I have been trying to get the head
utility to display all but the last line of standard input. The actual code that I needed is something along the lines of cat myfile.txt | head -n $(($(wc -l)-1))
. But that didn't work. I'm doing this on Darwin/OS X which doesn't have the nice semantics of head -n -1
that would have gotten me similar output.
None of these variations work either.
cat myfile.txt | head -n $(wc -l | sed -E -e 's/\s//g')
echo "hello" | head -n $(wc -l | sed -E -e 's/\s//g')
I tested out more variations and in particular found this to work:
cat <<EOF | echo $(($(wc -l)-1))
>Hola
>Raul
>Como Esta
>Bueno?
>EOF
3
Here's something simpler that also works.
echo "hello world" | echo $(($(wc -w)+10))

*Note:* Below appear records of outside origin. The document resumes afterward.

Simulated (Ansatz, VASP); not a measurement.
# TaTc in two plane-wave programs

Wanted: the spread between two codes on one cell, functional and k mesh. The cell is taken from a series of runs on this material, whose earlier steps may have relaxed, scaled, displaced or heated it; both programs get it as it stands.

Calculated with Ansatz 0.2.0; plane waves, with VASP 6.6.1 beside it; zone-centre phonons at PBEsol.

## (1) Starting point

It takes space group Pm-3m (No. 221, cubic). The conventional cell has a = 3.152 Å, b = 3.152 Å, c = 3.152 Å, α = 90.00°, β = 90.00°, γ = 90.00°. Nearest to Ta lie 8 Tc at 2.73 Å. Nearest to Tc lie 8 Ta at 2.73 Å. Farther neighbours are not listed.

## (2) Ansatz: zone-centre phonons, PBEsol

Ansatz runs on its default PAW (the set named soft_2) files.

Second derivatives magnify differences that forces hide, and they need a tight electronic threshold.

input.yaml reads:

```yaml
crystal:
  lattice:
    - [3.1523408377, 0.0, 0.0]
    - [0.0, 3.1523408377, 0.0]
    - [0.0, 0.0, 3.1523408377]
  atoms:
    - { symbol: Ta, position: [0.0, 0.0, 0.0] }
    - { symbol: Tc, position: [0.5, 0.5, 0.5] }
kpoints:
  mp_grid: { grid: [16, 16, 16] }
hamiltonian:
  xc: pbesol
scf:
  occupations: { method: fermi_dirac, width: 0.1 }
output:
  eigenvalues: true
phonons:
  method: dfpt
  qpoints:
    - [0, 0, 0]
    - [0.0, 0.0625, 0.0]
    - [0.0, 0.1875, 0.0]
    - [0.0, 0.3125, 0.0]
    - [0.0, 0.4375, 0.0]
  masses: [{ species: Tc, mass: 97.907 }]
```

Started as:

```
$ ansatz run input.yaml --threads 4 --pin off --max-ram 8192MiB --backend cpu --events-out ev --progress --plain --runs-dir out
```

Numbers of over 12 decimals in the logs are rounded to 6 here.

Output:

This one understandably gives me an illegal line count error. But it at least tells me that the head
program is not consuming the standard input before passing stuff on to the subshell/command substitution, a remote possibility, but one that I wanted to rule out anyway.
echo "hello" | head -n $(cat && echo 1)
What explains the behavior of head
and wc
and their interaction through subshells here? Thanks for your help.
head -n -1
will give you all except the last line of its input.